The risks and uncertainties associated with scale control in new field developments can often have a significant impact on the field economics. This can be especially true for marginal subsea fields producing from areas with high barium concentrations in their formation waters. Other aspects such as completion design, reservoir formation and heterogeneity also have a significant impact both on the severity of the scaling potential and also the ability to effectively treat production wells via conventional bullhead squeeze treatments. In this paper we describe an analysis that was conducted during the Pre-Front End Engineering and Design (FEED) stage of a field in the Norwegian sector of the North Sea. The field was expected to produce hydrocarbons from two subsea templates located 1.6km and 6.3km from a floating production system over a field life of ~ 10 years. Seawater injection was preferred over gas injection for pressure support owing to the higher predicted hydrocarbon recoveries. Of particular concern was the high barium concentration of > 700 ppm recorded from an appraisal well water sample, indicating a very severe barium sulphate scaling potential with raw sea water injection. For this field, in addition to the very severe potential barium sulphate scaling regime, a number of factors combined to present an exceptionally severe risk to the fields net present value. This related to: subsea completions with multiple production wells co-mingling at the wellheads (although dual production lines were incorporated into the design plan partially to assist in scale management); and long (500 – 700m) horizontal production wells and completion designs involving open hole screens served to increase the risks associated with scale formation and effective chemical placement. A range of alternative options were examined together with the associated risks and uncertainties. In summary, the most significant risks and uncertainties associated with the economic viability for seawater injection in this field related to:
Uncertainties associated with the initial formation water composition.
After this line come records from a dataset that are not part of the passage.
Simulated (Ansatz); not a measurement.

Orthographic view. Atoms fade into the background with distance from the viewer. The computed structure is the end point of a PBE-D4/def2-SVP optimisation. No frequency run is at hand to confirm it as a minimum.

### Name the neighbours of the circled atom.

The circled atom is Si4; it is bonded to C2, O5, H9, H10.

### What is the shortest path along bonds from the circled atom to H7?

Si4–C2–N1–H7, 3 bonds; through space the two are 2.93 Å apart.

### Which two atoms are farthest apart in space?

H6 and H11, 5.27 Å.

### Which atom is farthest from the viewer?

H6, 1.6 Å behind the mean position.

The ability to squeeze treat wells without inducing fines mobilization and plugging sand control screens as observed in analogue fields.
The ability to effectively place scale inhibitor treatments along the length of the horizontal producers by bullhead treatments rather than coil tubing operations.
The potential for changes in the base case field production scenario
This work therefore allowed the design team to make informed decisions at the pre-FEED stage in a field where scale control had a significant impact on the fields economic viability.
The field under consideration is currently in its pre-development stage with oil production planned to commence in 2008. For this development, several aspects combine to make effective scale management a significant issue for consideration during the field development plan. This relates primarily to the high barium content recorded in the water sample (713 ppm, full composition given in Table 1 with the Miller water chemistry for comparison) and the current design case for pressure support in fault Blocks B and C being through sea water injection. This gives a considerable risk of very severe barium sulphate scaling occurring. Other aspects such as well design and placement issues serve to increase the risk to production for the base case production scenario.
The field in question is located in the Norwegian sector of the North Sea. It consists of 3 reservoir formations: Garn, Ile & Tilje. The reservoir sands are well consolidated and have a low clay content. All 3 reservoirs are present within each of the 3 fault blocks A, B & C but different fluid contacts have been found within the formations in each of the fault blocks (Figure 1). Hydrocarbons in place are currently estimated at 305mstb oil, 1.9TCf gas and 62mmstb condensate. The base-case for field development assumes a floating production system (FPSO).